The odd thing is, even when I am getting this message when calling condor_status from matlab, I do not get the same response when doing it manually on the same machine outside of matlab at the same time. Generally I am running matlab via 'gnu screen' so I can log out. Matlab calls the condor_status command via it's 'system' command. The only thing I can think of is that Matlab might set up or clear environment variables in the shell in which it runs the commands which might affect this. I know, for example, matlab sets it's own LD_LIBRARY_PATH variable, because I had to clear this specially set path or else I get errors from condor which then can't find needed libraries.

It's difficult to replicate the error. When/if it happens again I'll try to send the Collector Log.

I tried to set DEAD_COLLECTOR_MAX_AVOIDANCE_TIME using:

$ condor_config_val -set "DEAD_COLLECTOR_MAX_AVOIDANCE_TIME = 60"

but got:

Attempt to set configuration "DEAD_COLLECTOR_MAX_AVOIDANCE_TIME = 60" on master chameleon <127.0.0.1:44031> failed.

Instead I opened /etc/condor/condor_config

and added the line

DEAD_COLLECTOR_MAX_AVOIDANCE_TIME = 60

Is this right? I couldn't find DEAD_COLLECTOR_MAX_AVOIDANCE_TIME existing anywhere in this file already.

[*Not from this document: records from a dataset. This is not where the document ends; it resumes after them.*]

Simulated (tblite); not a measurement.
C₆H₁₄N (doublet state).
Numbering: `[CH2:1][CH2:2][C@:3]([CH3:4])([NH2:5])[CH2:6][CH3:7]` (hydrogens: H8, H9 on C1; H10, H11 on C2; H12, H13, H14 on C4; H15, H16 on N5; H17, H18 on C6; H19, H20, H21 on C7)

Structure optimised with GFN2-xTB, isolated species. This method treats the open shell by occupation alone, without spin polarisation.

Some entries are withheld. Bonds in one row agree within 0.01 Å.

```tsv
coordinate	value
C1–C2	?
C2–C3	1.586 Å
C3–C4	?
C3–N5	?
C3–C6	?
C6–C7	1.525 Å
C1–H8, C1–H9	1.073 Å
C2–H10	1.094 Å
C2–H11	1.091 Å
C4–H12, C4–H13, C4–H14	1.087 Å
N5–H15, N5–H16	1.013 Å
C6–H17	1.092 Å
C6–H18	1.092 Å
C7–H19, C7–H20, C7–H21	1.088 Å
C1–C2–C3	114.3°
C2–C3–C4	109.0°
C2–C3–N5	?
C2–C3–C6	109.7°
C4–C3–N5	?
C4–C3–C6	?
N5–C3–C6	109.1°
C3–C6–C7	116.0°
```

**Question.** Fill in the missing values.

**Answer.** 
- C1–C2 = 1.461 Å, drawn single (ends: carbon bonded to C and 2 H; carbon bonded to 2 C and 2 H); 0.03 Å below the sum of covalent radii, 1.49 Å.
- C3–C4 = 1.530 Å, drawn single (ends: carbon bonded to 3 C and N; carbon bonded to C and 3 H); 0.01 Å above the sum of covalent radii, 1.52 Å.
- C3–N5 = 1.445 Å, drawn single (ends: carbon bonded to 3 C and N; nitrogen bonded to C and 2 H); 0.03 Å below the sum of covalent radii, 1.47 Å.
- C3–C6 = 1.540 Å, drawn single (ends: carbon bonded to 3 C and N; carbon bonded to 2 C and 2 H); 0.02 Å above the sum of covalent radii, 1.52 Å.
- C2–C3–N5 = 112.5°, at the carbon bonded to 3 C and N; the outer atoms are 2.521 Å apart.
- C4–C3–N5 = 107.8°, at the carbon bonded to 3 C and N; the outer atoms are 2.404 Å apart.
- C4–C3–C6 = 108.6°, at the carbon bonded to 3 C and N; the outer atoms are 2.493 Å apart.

Finally, in case it's relevant:

$ condor_version
$CondorVersion: 8.0.5 Jan 14 2014 BuildID: Debian-8.0.5~dfsg.1-1ubuntu1 Debian-8.0.5~dfsg.1-1ubuntu1 $
$CondorPlatform: X86_64-Ubuntu_ $

The dead collector avoidance feature is intended for pools that have multiple collectors set up for fault tolerance. Daemons send their information to all of the collectors and queriers pick a random collector to contact. If one collector goes down, queriers will avoid it after failing to contact it for the first time. This feature isn’t useful when you only have one collector.

We’ve had another user report the same problem that you’re experiencing, occurring occasionally when they do thousands of queries. We haven’t been able to track down the cause yet.

Thanks and regards,
Jaime Frey
UW-Madison HTCondor Project